Skip to content

Schema and transformers

Since version 1.7.0 of Datafaker it's possible to specify transformation schema.

It also provides a set of ready to use transformers:

  • CSV
  • JSON
  • SQL
  • YAML
  • XML
  • Java Object

Schema

Schema is a set of rules describing what should be done to transform data from Datafaker representation to one of the supported formats. One of the main advantages of Schema is that the same schema could be used to transform to different formats.

Schema can be used in 2 ways: it could be used to generate data from scratch or it could be used to transform existing data.
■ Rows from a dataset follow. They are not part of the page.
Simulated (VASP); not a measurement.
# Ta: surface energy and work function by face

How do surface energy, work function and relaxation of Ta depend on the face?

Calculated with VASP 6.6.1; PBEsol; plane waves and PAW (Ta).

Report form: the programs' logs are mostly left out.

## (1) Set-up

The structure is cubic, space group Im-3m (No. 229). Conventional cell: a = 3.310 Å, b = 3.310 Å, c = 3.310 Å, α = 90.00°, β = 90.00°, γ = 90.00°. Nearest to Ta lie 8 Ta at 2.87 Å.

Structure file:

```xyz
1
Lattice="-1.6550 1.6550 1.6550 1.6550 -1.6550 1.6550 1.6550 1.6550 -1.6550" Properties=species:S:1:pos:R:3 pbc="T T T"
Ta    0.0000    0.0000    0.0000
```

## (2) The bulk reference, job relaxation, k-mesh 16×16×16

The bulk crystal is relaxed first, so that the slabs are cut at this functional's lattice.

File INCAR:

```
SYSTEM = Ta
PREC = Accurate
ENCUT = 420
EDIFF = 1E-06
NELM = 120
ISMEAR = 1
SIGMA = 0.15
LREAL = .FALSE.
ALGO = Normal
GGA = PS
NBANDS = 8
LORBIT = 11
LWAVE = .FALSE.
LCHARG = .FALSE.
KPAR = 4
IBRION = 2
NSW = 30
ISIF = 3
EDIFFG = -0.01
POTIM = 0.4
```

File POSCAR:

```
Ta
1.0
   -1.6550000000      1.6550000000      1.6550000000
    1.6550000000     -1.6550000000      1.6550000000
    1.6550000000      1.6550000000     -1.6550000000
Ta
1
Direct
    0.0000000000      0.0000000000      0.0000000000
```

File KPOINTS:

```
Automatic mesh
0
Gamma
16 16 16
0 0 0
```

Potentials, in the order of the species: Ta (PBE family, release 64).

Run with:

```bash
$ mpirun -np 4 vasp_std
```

Example of schema definition:

    Schema<String, String> schema =
        Schema.of(
            field("first_name", () -> faker.name().firstName()),
            field("last_name", () -> faker.name().lastName()),
            field("address", () -> faker.address().streetAddress()));
    val schema = Schema.of(
        field("first_name",
            Supplier { faker.name().firstName() }),
        field("last_name",
            Supplier { faker.name().lastName() }),
        field<String, String>("address",
            Supplier { faker.address().streetAddress() })
    )

It is also supported nested(composite) fields e.g.:

    Schema.of(
        compositeField("key", new Field[]{field("key", () -> "value")}));
    Schema.of(compositeField("key", arrayOf(field("key", Supplier { "value" }))))

CSV transformation

CSV transformer could be build with help of CsvTransformer.CsvTransformerBuilder e.g.

     CsvTransformer<String> transformer =
        CsvTransformer.<String>builder().header(true).separator(separator).build();
    val transformer = CsvTransformer.<String>builder().header(true).separator(separator).build()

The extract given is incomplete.